Speaking of that guy, the worst DM Schtick came from him.

Drow elves.
Contingent delayed blast fireball tattoos.
On all of them.
As a race.
To prevent us from looting them.
Cause drow are jerks like that.

So glad I was playing a rogueish character (had enough for evasion, lol).

Yes, exactly, small dice that were very hard to read.


Shiftybob wrote:

Oooh. I have another good story.

I was running a very long running campaign, and suffering from a bit of DM fatigue, so I decided to set up a bit of a rotating DM situation. One of the players was keen, so we let him run a session.

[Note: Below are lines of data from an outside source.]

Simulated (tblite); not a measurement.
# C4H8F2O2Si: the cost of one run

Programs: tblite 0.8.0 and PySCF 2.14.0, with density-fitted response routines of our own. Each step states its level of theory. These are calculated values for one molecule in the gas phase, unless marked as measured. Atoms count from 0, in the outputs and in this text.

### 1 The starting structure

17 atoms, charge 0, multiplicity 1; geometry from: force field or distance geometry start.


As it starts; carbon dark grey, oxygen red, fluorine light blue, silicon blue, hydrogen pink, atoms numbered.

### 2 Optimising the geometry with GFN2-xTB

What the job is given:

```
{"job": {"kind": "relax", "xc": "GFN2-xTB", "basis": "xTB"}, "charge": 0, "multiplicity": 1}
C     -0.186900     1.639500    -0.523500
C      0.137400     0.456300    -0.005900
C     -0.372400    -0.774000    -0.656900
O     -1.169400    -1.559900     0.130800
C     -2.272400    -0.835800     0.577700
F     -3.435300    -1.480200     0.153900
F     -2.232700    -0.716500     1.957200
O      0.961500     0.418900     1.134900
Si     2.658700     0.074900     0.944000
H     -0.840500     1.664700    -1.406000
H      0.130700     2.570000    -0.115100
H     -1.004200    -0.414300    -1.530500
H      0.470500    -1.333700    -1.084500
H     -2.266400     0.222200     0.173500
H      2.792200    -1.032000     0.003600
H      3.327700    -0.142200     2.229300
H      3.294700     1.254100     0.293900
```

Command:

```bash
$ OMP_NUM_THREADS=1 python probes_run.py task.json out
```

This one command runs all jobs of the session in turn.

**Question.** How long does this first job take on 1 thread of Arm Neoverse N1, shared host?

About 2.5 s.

The PCs are hanging around at the local tavern when a creepy old man approaches us. He asks us if we want to join the Assassin's guild. We all say no, because none of us are rogues or assassins (It should be noted, the DM's regular character is an assassin, so maybe you can see where this is going). Creepy guy insists that we should join the assassins guild, and pulls out a magical cube. We still say no. Apparently we have to roll will saves to prevent ourselves from touching the cube, and we all fail, despite some of us rolling 28+. All of us touch his cube, and are permanently magically compelled to be in the Assassin's guild, never to speak about the Assassin's guild, and to automatically accept an assassination quest (yes, even the paladin). The quest is to kill a guy in the house next door. So we grudgingly accept. We decide to set fire to the house, and stand in the doorways, readying actions to carve up anything that steps outside. DM says we can't set fire to the house, because it's not Assassin-ish enough. We say, the house is made of wood and straw, and we're not assassins, we set fire to the damn house. Argument continues for about half an hour, until DM finally throws his hands up in the air, allows us to burn it down, but says the house collapses and does obscene amounts of damage to anyone next to it. Three characters fail their reflex saves and die.

Needless to say, the next session I went back to DMing again, and ruled that everything that had happened in the previous session was just a horrible nightmare caused by some bad cheese they ate at the tavern that night. A couple of players buy some more of the cheese, and later sell it on for great profit to some drug smugglers.

To this day, whenever anyone feels like they're being railroaded into anything at the...

Great story, wow that is weird.

Liberty's Edge

Shiftybob wrote:
...the next session I went back to DMing again, and ruled that everything that had happened in the previous session was just a horrible nightmare caused by some bad cheese...

Love it!


This one is from the campaign I am currently a player in:

My fellow players even after us being generously welcomed into the Great Wyrm Copper Dragon's Lair... well they decide to attack it. It is in +5 Full Plate...

They preceded to die. They got mad that I sat back and watched. They build new characters. When I lead these new characters to the dragon. They attack it yet again. This continued 7 more times. Each time taking up a full session...

They finally got mad at the GM and after calling both her and me some very unsavory names left the campaign. That was after their 10th try at the Dragon.

Thankfully we found some new players so that I didn't have to play the entire party for one of her campaigns... Again...


A dragon in someone's campaign, in magical full plate... again?

What blacksmith is making this stuff? A maneuverable plated suit the size of a house, complete with harness and made for a giant flying lizard. Fantasy sure gets weird doesn't it? Been hearing more about full plate dragons of late.

Who helps the dragon put it on? How long does it take to put on a metal house?